ON Monday this week, the Foreign Ministers of the G7 countries made a historic visit to Hiroshima in Japan.

Appearing alongside the UK’s foreign secretary Philip Hammond, John Kerry became the first US secretary of state to visit the city’s Peace Memorial Park, where he laid flowers at the cenotaph commemorating the 140,000 victims of the atomic bomb dropped on the city by the US military at the end of the Second World War.

In the past three years serving as the USA’s senior international representative, John Kerry has undoubtedly been a witness to tragedy in all its shapes and forms across the world. He’s visited war zones and has no doubt seen the brutal aftermath of conflict in the many ways it manifests itself.

But his evocative personal description of his visit to the Peace Memorial Museum deserves to be shared more widely. He said: “It is a stunning display. It is a gut-wrenching display. It tugs at all of your sensibilities as a human being.

“It reminds everybody of the extraordinary complexity of choices in war and of what war does to people, to communities, to countries, to the world.

“This was a display that I will personally never forget. I don’t see how anyone could forget the images, the evidence, and the recreations of what happened on August 6 1945.”

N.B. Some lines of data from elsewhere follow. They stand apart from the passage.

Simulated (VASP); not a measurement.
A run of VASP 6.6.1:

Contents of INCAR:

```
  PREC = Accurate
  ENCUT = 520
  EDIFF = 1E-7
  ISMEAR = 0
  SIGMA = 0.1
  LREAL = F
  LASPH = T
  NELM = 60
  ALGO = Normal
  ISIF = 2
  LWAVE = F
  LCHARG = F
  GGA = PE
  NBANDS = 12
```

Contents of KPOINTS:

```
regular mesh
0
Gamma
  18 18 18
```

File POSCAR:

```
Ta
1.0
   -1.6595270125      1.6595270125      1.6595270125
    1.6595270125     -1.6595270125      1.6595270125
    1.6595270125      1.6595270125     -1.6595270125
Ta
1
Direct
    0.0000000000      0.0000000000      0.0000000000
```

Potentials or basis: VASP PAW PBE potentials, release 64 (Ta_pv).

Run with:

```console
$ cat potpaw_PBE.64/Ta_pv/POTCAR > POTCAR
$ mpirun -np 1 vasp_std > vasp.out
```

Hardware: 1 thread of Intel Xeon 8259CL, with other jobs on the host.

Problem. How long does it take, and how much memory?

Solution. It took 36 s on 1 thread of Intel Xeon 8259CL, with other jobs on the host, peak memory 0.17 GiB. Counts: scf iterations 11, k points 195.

In my experience in Parliament, MPs and others often talk about serious political issues like this in an intangible way.

Many have placed the debate around whether to renew the UK’s own Trident nuclear weapons system in financial or economic terms.

For example, I’ve heard MPs use figures calculated by CND to argue against renewal. These statistics suggest that the total cost of Trident renewal, including the procurement and maintenance of the new missiles, has now risen to a phenomenal £182 billion.

Others have highlighted the hundreds of jobs which are supposedly reliant on pursuing this military strategy, while opponents have countered this argument with contrary statistics combined with plans to retrain workers in order that their skills can be used in other ways to support our peace efforts.

There are also sound arguments that possessing weapons of mass destruction is the wrong strategic choice in safeguarding our nation’s future, and that the Government’s focus should be on pursuing more effective methods of defence given the new and emerging security threats we face.

These are all valid and factually sound points. But for me, John Kerry’s comments from Japan highlight the fundamental issue.

Nuclear weapons are designed to end the lives of huge numbers of people.

The single bomb dropped on Hiroshima over 70 years ago killed as many people as live in the city of Dundee, laid utter waste to an area the size of Glasgow city centre and tore the roof from buildings over four miles from the epicentre of the explosion.

Today’s technology means that the power of the modern equivalents to the bomb that flattened Hiroshima far exceed even this horrific toll.

We must anchor the debate about the UK’s ownership of nuclear weapons in an ethical and moral debate, not just a financial or economic one. Those of us who believe that Scotland and the UK should take a different path when protecting our future need to reflect on the lessons from Hiroshima and the enormous and horrendous impact these armaments had on the population there.

We must not forget.

The Labour Government’s illegal actions in Iraq under Tony Blair’s premiership have discredited the concept of an ethical foreign policy for many, but I believe that it’s not only still possible, but absolutely essential to protect our future security at home and abroad.

We need to frame our discussions on Scotland and the UK’s place in the world in terms of the social impact of our policies and actions.

We need to be clear about the human impact of the choices that we make, not just the economic ones.

It is not morally acceptable to justify Trident renewal or the sale of UK arms to Saudi Arabia with the full knowledge that they are being used illegally in the conflict in Yemen in order to line the pockets of those at the top of our arms industry.

We must use our leverage with our international allies and friends to promote peace and the advancement of human rights, not just to trade in arms.

In the weeks and months to come, Parliament will have some fundamental decisions to take on these issues.

When I cast my vote in the lobby of the House of Commons, I’ll be remembering the thousands of victims of weapons of mass destruction wherever they have been, and making my personal commitment not to repeat the tragedy of Hiroshima.